Scrobbling to Last.fm offline
27 Aug 2024Image by M. Johnson under CC BY 2.0
Imagine: you are sitting in a comfy chair near your stereo system, smelling the scent of a vinyl record spinning on your turntable, looking at the artwork, and listening to music. Is there something you might have forgotten to do?
It is not a problem at all since Last.fm allows you to scrobble using its API. That’s how your scrobblers for desktops and mobile devices work. So, I wrote a utility called offline-scrobbler to scrobble music to Last.fm for a given artist and album.
How to set it up
Install the utility. The simplest way to do it, if you have Cargo installed, is to run:
cargo install offline-scrobbler
GitHub releases contain Linux binaries. They are automatically built for Linux using musl to avoid problems with glibc linkage. Building macOS and Windows executables is a little more challenging. If anyone wants them, please ping me.

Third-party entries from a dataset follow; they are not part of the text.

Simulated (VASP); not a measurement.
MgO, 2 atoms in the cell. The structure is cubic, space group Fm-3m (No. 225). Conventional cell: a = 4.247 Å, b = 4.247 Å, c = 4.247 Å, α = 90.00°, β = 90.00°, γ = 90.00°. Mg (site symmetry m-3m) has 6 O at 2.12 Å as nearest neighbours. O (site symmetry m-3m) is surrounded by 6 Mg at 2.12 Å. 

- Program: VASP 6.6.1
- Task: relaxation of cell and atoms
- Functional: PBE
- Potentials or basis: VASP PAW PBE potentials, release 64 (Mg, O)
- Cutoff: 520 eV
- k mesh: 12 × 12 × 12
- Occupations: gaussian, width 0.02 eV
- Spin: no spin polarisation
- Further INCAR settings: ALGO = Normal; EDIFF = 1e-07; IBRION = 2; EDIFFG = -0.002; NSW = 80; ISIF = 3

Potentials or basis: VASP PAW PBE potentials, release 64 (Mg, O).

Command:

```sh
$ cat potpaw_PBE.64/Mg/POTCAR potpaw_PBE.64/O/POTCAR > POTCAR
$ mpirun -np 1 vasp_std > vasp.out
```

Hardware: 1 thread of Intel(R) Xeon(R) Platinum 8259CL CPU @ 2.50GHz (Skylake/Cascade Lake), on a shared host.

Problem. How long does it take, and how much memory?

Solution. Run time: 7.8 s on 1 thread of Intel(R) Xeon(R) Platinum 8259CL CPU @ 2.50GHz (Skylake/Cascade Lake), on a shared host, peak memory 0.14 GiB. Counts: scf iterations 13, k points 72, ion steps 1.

You need to create a Last.fm application account. Since this scrobbler is not a public service and it just runs on your machine, you need to create an account for yourself. Head to Last.fm, and log in as usual. Then go to Create API account page. Here, you need to enter your “Contact e-mail”, an arbitrary name to “Application name” field, and nothing more.
On the next screen, you will be presented with unique account keys for this application. Write down the “API Key” and “Shared secret”.
Provide the keys to the utility with the following call:
offline-scrobbler auth --api-key API_KEY --secret-key SHARED_SECRET
You are all set!
Scrobbling music
That’s why we are here, right?
I supported three typical scrobbling scenarios.
First of all, scrobble one song. It’s pretty easy:
offline-scrobbler scrobble --artist=Hooverphonic --track=Eden
Then, you can scrobble the whole album:
offline-scrobbler scrobble --artist=Hooverphonic --album="A New Stereophonic Sound Spectacular"
Finally, if you have a Last.fm album page open, just grab the URL and feed it to the scrobbler:
offline-scrobbler scrobble-url --url "https://www.last.fm/music/Hooverphonic/Blue+Wonder+Power+Milk"
Internals
Did I mention that the scrobbler is blazingly fast 🚀 because it is written in Rust 🦀 ? :)
The scrobbler relies on Last.fm artist and album names. So, it’s advisable to first run scrobbler in preview mode (--dryrun
argument) to verify you’re scrobbling precisely the tracks you want. If there are any scrobble problems or tracks are ignored, they will be reported to the console.
I was surprised that Rust is missing a good scrobbler library. Anyway, it is a common problem. I wrote mine in Objective C while developing a desktop scrobbler for OS X a decade ago. The reqwest
and serde
simplify writing API clients a lot. Unfortunately, last.fm / audioscrobbler API is XML-based, so you have to write some boilerplate.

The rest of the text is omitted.